The Employee Retirement Income Security Act of 1974 (ERISA), administered by the Department of Labor, entitles you to information about the assets in your company’s ESOP. The administrator of the plan, usually an employee of the company, should be able to provide that information. However, because your bank collapsed so long ago, the plan administrator is probably long gone from the scene.

The plan’s trustee, usually a bank or thrift association, should also be able to tell you what happened to the ESOP. Check your ESOP records; the trustee should be listed. If the trustee knows anything about the plan, it is legally obligated to tell you.

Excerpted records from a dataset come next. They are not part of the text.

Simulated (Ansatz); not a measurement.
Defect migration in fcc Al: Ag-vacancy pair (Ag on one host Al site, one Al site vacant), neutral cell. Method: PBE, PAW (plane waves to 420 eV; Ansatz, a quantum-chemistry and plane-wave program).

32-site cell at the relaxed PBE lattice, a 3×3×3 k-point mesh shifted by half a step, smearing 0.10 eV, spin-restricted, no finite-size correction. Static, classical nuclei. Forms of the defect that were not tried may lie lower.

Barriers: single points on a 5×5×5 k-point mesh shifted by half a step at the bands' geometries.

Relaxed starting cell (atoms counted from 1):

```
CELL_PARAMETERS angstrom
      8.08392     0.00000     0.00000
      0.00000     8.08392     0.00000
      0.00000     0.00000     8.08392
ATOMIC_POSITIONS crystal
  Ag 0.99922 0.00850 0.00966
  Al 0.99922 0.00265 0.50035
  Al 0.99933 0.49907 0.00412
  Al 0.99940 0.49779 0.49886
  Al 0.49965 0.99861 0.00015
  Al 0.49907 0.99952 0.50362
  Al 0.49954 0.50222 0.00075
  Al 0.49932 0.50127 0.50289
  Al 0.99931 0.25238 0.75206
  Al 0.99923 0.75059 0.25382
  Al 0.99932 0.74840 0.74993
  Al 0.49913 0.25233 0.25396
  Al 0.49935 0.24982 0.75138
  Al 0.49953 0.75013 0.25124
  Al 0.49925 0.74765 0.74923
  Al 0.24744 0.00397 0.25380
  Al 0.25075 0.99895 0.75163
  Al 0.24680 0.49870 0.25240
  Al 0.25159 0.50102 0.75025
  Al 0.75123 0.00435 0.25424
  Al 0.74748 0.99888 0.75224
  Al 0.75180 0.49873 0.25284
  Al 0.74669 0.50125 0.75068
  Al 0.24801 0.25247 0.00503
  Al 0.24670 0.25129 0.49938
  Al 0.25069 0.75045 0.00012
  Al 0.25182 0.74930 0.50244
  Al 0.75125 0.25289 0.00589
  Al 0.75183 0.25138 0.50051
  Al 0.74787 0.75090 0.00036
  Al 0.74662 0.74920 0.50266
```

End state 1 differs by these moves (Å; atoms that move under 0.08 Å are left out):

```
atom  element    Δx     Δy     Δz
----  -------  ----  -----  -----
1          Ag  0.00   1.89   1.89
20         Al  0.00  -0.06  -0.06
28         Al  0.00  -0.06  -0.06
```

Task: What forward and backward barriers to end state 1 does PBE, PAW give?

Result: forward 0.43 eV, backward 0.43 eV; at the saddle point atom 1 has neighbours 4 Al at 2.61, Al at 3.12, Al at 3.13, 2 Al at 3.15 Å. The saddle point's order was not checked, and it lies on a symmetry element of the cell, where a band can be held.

As a last resort, you can contact a special unit within the Labor Department dedicated to handling inquiries and complaints about ESOPs. Write to the Division of Technical Assistance and Inquiries, Pension and Welfare Benefits Administration, U.S. Department of Labor, Room N5658, 200 Constitution Ave. N.W., Washington, D.C. 20210.

You should provide copies of every piece of information pertinent to your ESOP, including its name, annual report and summary plan description. Be sure to explain that you are seeking information that you have been unable to obtain through conventional means.

Again, don’t get your hopes up. Although the law is indisputably on your side, you will probably be told that your company’s ESOP has no assets to distribute because the ESOP was invested in the bank’s stock, which became worthless when the bank failed.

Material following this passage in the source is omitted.